Leaving Blokesworld: Why You Can't Have Your Porn and #MeToo

For #MeToo to truly be a reckoning for male sexual entitlement and cultural norms of sexual harassment, abuse and assault, we need to talk about porn.

In fact, it seems rather extraordinary that pornography hasn't figured much in the current #MeToo moment. We've heard a lot about how pop culture shapes harmful sexual scripts, but ignoring the role of porn in shaping pop culture is faintly ridiculous.

Pornography is ubiquitous. While more than three-quarters of Australian men report having watched pornography in the last year, younger cohorts are even more likely to consume pornographic material and use it habitually - on either a daily or weekly basis.

The increasing accessibility and acceptability of pornography have been mutually reinforcing.

smart phone is now the dominant way in which (mostly male) consumers access online porn, thus moving pornographic content from the private realm of the home to virtually anywhere in the public sphere - including workplaces.

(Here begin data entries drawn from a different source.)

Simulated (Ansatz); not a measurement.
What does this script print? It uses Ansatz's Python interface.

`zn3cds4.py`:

The workplace connection is more than mere speculation. Many online porn sites show their traffic is highest during standard working hours, suggesting access to pornography while at the office is relatively unremarkable. Which reminds me of an aside made by a sports journalist, some years ago, about a fellow colleague in the press box:

"tabbing between his match report and a constant stream of hardcore pornography ... The thing that initially staggered me was the sheer audacity of it, that the presence of both female and male colleagues, who were sitting metres away with clear views of his screen, hadn't been enough to deter him and that he felt perfectly comfortable doing it in full view. Welcome to Blokesworld."

The #MeToo movement has shown that we are quite capable of understanding the way movies, music and the mainstream media are implicated in shaping social norms of sex and sexuality. If we can manage this, then surely we can understand that the material most men masturbate to also deserves scrutiny.